What I Talk About When I Talk About Running by Haruki Murakami


 I have read a lot of Haruki Murakami’s novels, but never his non-fiction. His writing style is thoughtful and accessible. His love for running seems very authentic. He talks about his running making him a better writer. This touched on something I have been thinking about recently: I have started doing Pilates every day and feel much better for it. Writers so often have to be in their heads all day; perhaps this is why many writers turn to drink or become depressed. I know I struggled with this writing my dissertation: it’s difficult being by yourself all day, thinking. It is, as Murakami suggests, perhaps not the natural state for people. He talks about his running making him a better writer, it is one of the main reasons why he runs, I thought this was interesting.
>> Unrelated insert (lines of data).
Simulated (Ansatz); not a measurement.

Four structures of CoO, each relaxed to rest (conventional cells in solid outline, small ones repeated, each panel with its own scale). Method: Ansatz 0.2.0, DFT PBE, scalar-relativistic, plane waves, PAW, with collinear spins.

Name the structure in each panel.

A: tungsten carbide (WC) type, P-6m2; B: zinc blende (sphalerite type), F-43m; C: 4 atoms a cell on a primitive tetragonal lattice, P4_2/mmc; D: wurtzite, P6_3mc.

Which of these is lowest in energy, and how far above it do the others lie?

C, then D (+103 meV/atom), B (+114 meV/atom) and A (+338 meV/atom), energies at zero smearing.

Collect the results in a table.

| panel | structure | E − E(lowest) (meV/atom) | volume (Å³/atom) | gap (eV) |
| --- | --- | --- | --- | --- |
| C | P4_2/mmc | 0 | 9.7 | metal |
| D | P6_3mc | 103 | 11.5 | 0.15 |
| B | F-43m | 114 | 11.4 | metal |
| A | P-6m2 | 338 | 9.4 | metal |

Murakami is very honest about his thoughts before some of his races. He talks about how insecure he felt just before one particular race. I thought it was bizarre that such a famous and respected author would think that he hasn’t done anything worthwhile with his life, even if that was just a fleeting thought because he was nervous about the upcoming race. I suppose everybody feels like that sometimes, but most people daren’t admit it.

I like how this was a meandering book. Murakami writes a few short essays on writing over the course of a year or so. He talks about how he feels before the New York marathon, and this is what these short essays read like: talks. He talks about how he feels before a triathlon and his training for it, he talks about why he feels his times are worse than they used to be. It’s a very honest yet relaxed book. Though I did cringe when he related the times that his leg muscles would cramp up, especially during a ultramarathon that he ran which was 62 miles long! Yet this resulted in a kind of ‘runner’s blues’, which is apparently ‘just like when you lose the initial crazy feeling when you fall in love.’ In this book he tries to get that crazy feeling back, he tries to overcome his slump.

This is a autobiography of sorts too; it’s a book that doesn’t really fit one genre. Murakami says that he sees this book as ‘a kind of memoir.’ It’s about running, it’s about his life, it’s about his writing and it’s a short collection of essays and thoughts. For somebody known for being notoriously private it’s a candid account of his life and loves; many authors in the public eye wouldn’t dream of writing their insecurities down. He pinpoints the exact afternoon that he decided he wanted to be a novelist. Murakami never follows the herd – he is as individual and original in his non-fiction writing as he is in his fiction writing. He discusses how much of an author’s ‘real voice’ should be revealed in writing like this, but I thoroughly enjoyed hearing it.